Sunday, March 27, 2011

Ideas.


First off: Adam and Dave always have awesome pictures to go with their posts, so I'm steal that idea :D

Occasionally I am inspired by ideas, that never play out, but I think that are amazing. They are rare, I assure you. And more often than not, they are collaborated.

Here are two:
(1) Me and Brittney have an idea for an awesomely amazing cafe. That given the right location, would be a complete hit. We are brilliant, but we are also poor, haha. But I think the combination of baked goods, sandwiches, coffee, and live music would be great. Just sayin'.

(2) I have a great idea for a book too. I don't really want to give the specifics, but I'm seriously tempted to write an outline for it. I'm overly observant and this has given me some insight that centrally-minded people don't usually see. I don't know, I'm tempted. We'll see where that goes.

That's all. : )

Tuesday, March 22, 2011

Heavy.

Saturday night I was feeling really down on myself. It happens sometimes, as I'm sure it does to everyone else. I was wondering to myself, why is everyone so afraid of change, when it's the one thing I want most right now? Didn't make sense to me.

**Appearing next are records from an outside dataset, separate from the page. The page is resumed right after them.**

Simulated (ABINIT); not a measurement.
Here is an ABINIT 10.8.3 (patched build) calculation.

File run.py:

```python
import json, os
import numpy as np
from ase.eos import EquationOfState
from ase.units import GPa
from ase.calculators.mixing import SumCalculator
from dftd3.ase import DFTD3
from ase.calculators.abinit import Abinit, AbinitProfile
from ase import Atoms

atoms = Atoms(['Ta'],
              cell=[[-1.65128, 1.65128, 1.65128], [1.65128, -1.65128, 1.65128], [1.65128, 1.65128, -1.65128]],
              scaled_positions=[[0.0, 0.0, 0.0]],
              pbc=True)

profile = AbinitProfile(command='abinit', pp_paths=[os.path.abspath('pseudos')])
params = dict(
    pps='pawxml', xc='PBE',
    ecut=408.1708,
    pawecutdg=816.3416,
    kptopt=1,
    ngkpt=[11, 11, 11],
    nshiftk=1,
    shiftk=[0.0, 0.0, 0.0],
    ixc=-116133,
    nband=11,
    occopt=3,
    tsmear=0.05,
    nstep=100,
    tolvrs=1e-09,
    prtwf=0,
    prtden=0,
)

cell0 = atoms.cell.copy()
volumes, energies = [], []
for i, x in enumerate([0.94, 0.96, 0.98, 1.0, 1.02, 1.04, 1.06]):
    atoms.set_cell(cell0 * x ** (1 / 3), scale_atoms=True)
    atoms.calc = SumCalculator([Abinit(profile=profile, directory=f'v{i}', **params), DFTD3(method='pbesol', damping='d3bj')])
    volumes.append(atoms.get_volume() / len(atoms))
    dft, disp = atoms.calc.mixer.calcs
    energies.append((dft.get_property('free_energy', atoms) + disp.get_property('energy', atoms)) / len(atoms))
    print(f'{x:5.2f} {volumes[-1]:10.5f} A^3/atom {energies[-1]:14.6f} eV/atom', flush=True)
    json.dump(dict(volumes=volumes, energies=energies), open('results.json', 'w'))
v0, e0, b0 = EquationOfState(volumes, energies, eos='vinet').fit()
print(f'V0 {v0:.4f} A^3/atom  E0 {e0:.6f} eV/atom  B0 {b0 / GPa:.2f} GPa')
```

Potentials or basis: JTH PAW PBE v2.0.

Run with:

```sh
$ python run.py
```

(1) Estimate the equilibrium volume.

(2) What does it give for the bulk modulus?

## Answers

Then I went to church on Sunday.

You ever have those church services where God is speaking directly to your heart? Where you feel like maybe the message being delivered is specifically for you, and it didn't matter who else was in the room? Yeah, that was me Sunday.

I've had this happen to me before, but not as significantly as it did Sunday. Waiting on the Lord. I've heard this before, and I thought I was doing this, but it appears as if I was failing. Failing miserably. It's as if through Dave's words God was saying "Take a breath, Hillary". It was nice to hear.

It's been a struggle since then, but I'm managing thanks to that little boost I needed to hear.

This idea is heavy on my heart, and I need to work through it. And God knows that. That's why I heard it when and in the way I did.

So thanks God for perfect timing, as it will always be. Thanks Dave for speaking the words. And thanks to everyone who puts up with my whining... *cough*Brittney*cough*

Now I just have to figure out what I should do while I'm waiting on the Lord. Hmm..

Thursday, March 10, 2011

Fast.

My week this week has gone surprisingly fast. Which is not typical considering I have so many things to look forward to these next couple of months.

The program I was hired to run finally starts next week. I'm excited and scared at the same time. I have a feeling the kids I will be working with aren't always going to love being around me. As in, they are high need, emotionally. But I hope to create a fun environment for them to be in, therefore allowing me to reach them somehow. My hours are going to be a little screwy also, so I'll have to get used to that.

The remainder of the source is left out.